Saturday, January 20, 2007

Reckoning in Iran, Little Nuclear King, An Islamic Crusade

Ahmadijejad's Reckoning: Iran's President Mahmoud Ahmadinejad has been riding high over the past two years. The time of reckoning, however, is drawing close. He was elected on promises to improve economic conditions, and he has clearly failed to deliver. Instead, he seems to have focused on foreign policy issues, even traveling far and wide and literally meddling in various foreign issues that do not concern his people. He even managed to antagonize European leaders who are the quintessential anti-neocons, by going back in time, literally backwards, to adopt the seemy issue of holocaust denial. He has not endeared his regime or his country to those who really count nowadays in the world economy, the industrial nations that control the executive boards of the World Bank and the International Monetary Fund. He does not have much time before the next election, and he looks set to lose. The local media and politicians are accelerating its criticism of him. If he could not fulfill his promises when petroleum prices were near $ 70 a barrel, he certainly will not be able to do so with prices near $ 50. Unless a certain major super-power makes the huge mistake of attacking his country within the next two years. That is precisely what Saddam Hussein did in 1980, thus allowing the embattled mullahs to eliminate their powerful secular and democratic opponents.

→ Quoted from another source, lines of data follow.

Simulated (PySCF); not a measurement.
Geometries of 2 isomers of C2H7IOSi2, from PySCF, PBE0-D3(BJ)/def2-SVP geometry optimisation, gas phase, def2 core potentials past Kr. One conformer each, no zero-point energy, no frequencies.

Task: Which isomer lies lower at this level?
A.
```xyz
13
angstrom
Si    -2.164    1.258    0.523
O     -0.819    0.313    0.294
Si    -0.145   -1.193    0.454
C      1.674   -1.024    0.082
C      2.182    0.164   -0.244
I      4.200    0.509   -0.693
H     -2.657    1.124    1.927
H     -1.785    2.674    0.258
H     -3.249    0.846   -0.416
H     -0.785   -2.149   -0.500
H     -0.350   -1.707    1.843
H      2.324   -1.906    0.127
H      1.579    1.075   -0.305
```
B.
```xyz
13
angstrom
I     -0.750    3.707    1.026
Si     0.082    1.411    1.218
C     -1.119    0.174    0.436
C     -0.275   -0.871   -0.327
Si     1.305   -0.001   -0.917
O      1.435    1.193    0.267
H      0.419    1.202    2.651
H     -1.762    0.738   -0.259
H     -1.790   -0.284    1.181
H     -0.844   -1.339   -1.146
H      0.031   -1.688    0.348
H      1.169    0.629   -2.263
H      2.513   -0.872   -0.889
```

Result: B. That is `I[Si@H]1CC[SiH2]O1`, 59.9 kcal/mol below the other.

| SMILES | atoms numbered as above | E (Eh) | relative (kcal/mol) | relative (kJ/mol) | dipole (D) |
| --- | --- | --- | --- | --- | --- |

Funniest Statement of the Week: The Israeli newspaper Ma'arev quotes King Abdullah of Jordan that his country will develop nuclear energy, for peaceful purposes of course. There remains one simple question: where the hell will Jordan get the money (billions of dollars) from? Foreign aid and development assistance, major sources of Jordanian foreign exchange earnings, do not cover nuclear research- the U.S Congress will never stand for it. Then there is the issue of the brains and the knowledge needed: it is almost impossible to B.S. your way into the nuclear club. Even an Arab leader cannot get that far with pure B.S.

Iraq, Again: In discussing the Middle East, there is no escaping Iraq. It has replaced the Palestinian issue as the focus of the struggle for the region. At least, the Arab regimes, which for decades used Israel and the Palestinian plight as the excuse for continued dictatorship and corruption, have now shifted almost their total attention to Iraq. Re-instating the Sunni elites back in power in Baghdad is the goal of all Arab regimes. Except they do not know how to go about it, now that all Iraqi factions are armed to the teeth. Certainly the escalated and vicious media war being waged against the Iraqi constitution and the weak government will not lead to that. Perhaps the Jordanian Fredonian nuclear threat (look above) will help tip the balance?

Speaking of Iraq: the Turkish parliament has been discussing Iraqi matters in closed session- especially the city of Kirkuk, fomerly mainly Kurdish but ethnically-cleansed by the Ba'ath and the former Sunni rulers of Iraq. The Kurds prepare for a referendum by the end of the year that might join the city to their autonomous region. The Turks threaten intervention if that happens. In this the Turks are making common cause with the Salafi fundamentalists and former Ba'athists who are at the core of the terrorism in Iraq.

Interesting Arabia: Alarabiya TV website, when it is not carrying the Sunni-Wahabi Crusade (this is not a pun, otherwise it would be a bad one) about Iraq, does publish interesting items. It reports that a young Saudi man parked his car, a Mercedes of course, outside a butcher's shop, entered the shop and proceeded to cut his own throat on the meat machine. He succeeded. A leading Saudi shaikh (there are many over there) said that this is an unusual case, an aberration, in the Saudi Moslem society, presumably just like hypocrisy, corruption, nepotism, and embezzlement. He said suicide may be caused by mental illness (also one of the causes of political nonconformity), using illegal drugs (another cause of noncomformity), or perhaps he was exposed to some magic perhaps from the Jinn (also can cause serious political nonconformity and general anti-government views). The Shaikh, Abdulmuhsin al-Obeikan, did say, however, that the mentally ill is not responsible and will not be punished on the Day of Judgement. Even if the said mentally ill espouses unusual political views? What if the mentally ill person decides to convert from Islam to, say, espiscopalianism? Or even Catholicism (I used episcopalianism first because it has a certain ring to it)? Everybody can spell Catholic, or Moslem- but espiscopalian can be a challenge.